One of the most striking problems with the NAF report is that it leads with its “Triple Play” comparison of bundled internet, television, and phone services. While it is not entirely nonsensical to compare these different services across countries, the fact is that customers in different countries will in fact receive substantially different bundles. Different licensing agreements in different countries mean that even basic TV bundles may cost different amounts. Also, many “basic” bundles in the U.S. (such as Verizon FIOS and all of the listed Comcast plans) include channels that would cost extra in other countries, particularly sports channels like ESPN. And while internet service may be relatively comparable between countries (although not entirely, as we will discuss), phone service in the U.S. typically includes unlimited long distance within the U.S.
Internet speed is another important factor. As we have noted before, speed claims in Europe appear to be overstated, significantly more than they are in the United States. This shouldn’t take us by surprise, since we know that the U.S. has faster broadband infrastructure—a claim that is borne out by Akamai and OECD deployment data.

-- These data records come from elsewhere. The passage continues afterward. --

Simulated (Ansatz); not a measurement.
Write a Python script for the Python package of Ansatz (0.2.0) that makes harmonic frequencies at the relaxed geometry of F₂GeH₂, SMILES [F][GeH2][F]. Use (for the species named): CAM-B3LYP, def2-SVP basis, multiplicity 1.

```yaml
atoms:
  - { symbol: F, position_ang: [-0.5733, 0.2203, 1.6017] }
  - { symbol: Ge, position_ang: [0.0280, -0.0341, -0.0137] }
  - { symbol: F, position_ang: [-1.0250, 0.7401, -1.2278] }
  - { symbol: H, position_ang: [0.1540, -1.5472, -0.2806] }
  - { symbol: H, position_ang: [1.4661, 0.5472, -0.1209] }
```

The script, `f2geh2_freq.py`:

Finally, pricing is a complex topic that the NAF report attempts to simplify but does not do a great job of. Although they have the data, the NAF study does not appear to take into account activation fees, modem rental, or other fees. For example, VTX in Zurich has a $5.76 per month modem rental fee that is not included in their $29.96 monthly price. It seems odd that having this data, they did not opt to include it in their ranking. Moreover, while it may make sense not to take promotional pricing into account, it does distort the rate that customers may actually pay over the short or even long term.
The limited reliability of the NAF pricing data can be seen clearly when we compare it to other studies using different methodology. Most interesting is the 2012 International Telecommunication Union (ITU) study, Measuring the Information Society, which ranks the U.S. 3rd in the world for cheapest wired broadband. While the ITU study has a lower bar for what constitutes broadband than most current definitions, it has the advantage of using prices from the providers in a country that have the largest market share, thus providing a much more realistic picture of what subscribers are actually using.
It’s a Big Country
Even assuming that we are able to find broadband plans similar enough to compare between cities in different countries on different continents, that tells us nothing about whether the prices are fair. This is because broadband providers may face very different cost structures depending on their location. Businesses face a huge variety of potential costs, from R&D expenditures to legal fees to raw materials, but there are several areas where the costs for broadband providers particularly differ.
Taxes and subsidies present what are perhaps the most straightforward differences in broadband costs across locations and jurisdictions. Korea and Japan have historically had significant tax incentives for broadband infrastructure buildout, which eventually comes out of taxpayer wallets but not in a way that is easy to add into consumer price comparisons. Regarding taxes, the U.S. has had a particular disadvantage with respect to the phone-bundling portion of Triple Play packages in cities in the form of phone taxes. U.S. phone providers have to pay an array of fees and taxes like the Spanish-American War Tax and a Universal Service Fund contribution to cover service in the countryside at the same prices that city dwellers pay.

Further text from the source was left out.